It’s interesting, too, that I actually worried a bit about people I don’t even know, such as Cheri and Dustbury, who are both fine.
Forecast in Albany Tuesday was for severe weather. I was at Corporate (frickin’) Woods at the northwest edge of Albany and saw nothing. But people downtown were chatting about downpours and hail; we’re talking a distance of three miles away. I HAVE seen that before, where it’s dry at the Albany airport, but evidently had been pouring at my house. They had cancelled my daughter’s soccer 5:30 pm practice, probably because of a severe weather watch from 1:40 pm to, I think, around 10 pm.

10 pm, practically on the dot, I heard rumbles of thunder, heavy duty rain. The lightning and thunder at 1 a.m. woke me from a dead sleep, but happily, the Daughter can sleep through almost anything.
Wednesday, got to work late because I had my monthly allergy shot. The power was mostly out until after 11 a.m. No computer, no Internet, no phones. Nasty weather in the midday, but amazingly nice to and from work.
We are preparing our living room to be painted by my father-in-law starting on Thursday, with help from my wife on Friday, and eventually me on the weekend. The key now is moving all the stuff, a job in itself, and something I prefer to painting, which I hate because I just can’t see the difference while I’m working between, say, an off white and a pale yellow.

My wife and her father painted the dining room three years ago. The three splotches of test colors have been on our living room wall ever since. I’ll miss them, almost.

If I had my druthers, we’d move out for four days while painting; the smell of even the newer paints bug me at night. Oh, well.
My niece Rebecca Jade (pictured) is doing the Kickstarter thing for her new album. You can read all about it here. If I were to tell you she was really good, I would sound biased. But she is! Check out this review of a recent live performance of hers.

6 thoughts on “Breakfast post: the weather, my niece's new Kickstarter album”

  1. I don’t think the media was necessarily inflating the death toll, but I do blame 24/7 rolling news for the misinformation. The media demands to know immediately even though it is patently clear that authorities can have no idea.

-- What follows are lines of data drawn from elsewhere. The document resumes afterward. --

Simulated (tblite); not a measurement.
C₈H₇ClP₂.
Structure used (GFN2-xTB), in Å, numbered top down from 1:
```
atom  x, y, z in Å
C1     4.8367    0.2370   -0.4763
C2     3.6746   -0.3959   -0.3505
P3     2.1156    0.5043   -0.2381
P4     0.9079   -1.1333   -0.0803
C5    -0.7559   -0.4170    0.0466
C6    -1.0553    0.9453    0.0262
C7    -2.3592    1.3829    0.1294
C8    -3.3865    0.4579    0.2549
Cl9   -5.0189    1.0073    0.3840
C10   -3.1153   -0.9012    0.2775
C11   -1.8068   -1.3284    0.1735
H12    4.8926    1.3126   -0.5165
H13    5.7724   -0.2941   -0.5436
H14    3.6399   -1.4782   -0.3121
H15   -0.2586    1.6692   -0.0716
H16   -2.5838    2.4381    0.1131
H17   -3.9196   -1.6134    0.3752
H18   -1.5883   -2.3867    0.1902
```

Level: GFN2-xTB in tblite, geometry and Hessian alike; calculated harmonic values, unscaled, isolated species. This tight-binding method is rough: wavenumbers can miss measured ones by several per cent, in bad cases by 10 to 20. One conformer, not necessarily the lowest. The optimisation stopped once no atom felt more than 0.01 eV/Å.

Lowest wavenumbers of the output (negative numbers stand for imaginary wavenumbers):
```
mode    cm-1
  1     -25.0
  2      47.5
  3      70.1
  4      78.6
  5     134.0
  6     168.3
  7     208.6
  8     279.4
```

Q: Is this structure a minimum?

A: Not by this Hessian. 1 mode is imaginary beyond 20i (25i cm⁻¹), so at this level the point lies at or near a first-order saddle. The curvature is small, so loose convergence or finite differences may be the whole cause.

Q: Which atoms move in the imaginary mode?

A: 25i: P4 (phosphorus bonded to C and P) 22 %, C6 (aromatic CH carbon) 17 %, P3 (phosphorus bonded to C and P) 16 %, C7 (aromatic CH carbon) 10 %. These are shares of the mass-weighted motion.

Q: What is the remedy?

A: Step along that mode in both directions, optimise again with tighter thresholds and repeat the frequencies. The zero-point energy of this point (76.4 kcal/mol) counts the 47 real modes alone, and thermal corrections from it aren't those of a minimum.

    I had similar misgivings over the Boston Marathon bombing when the airwaves were full of speculation about who had done it and why while the criminals were still on the run.

    It seems to me that ‘news’ is mostly guesswork by supposed experts and that the reality takes a day or two to catch up.


  2. Heh. A Breakfast Blog is one where the blogger tells us exclusively about his or her daily activities (“Let me tell you what I had for breakfast this morning! I had the same thing as yesterday but today I had a big glass of orange juice! Let me tell you how that came about!” etc.)

    The problem with Breakfast Blogs is that at least 999 people out of 1000 have such boring lives AND are so unobservant that their blogs reflect this lack of living. But maybe one out of a thousand blog are like the one written by Roger Green, no matter how mundane his daily existence he is looking around and thinking about what he sees and he manages to convey his interest in life. And somehow his mundane existence becomes fascinating reading. It’s really an accomplishment.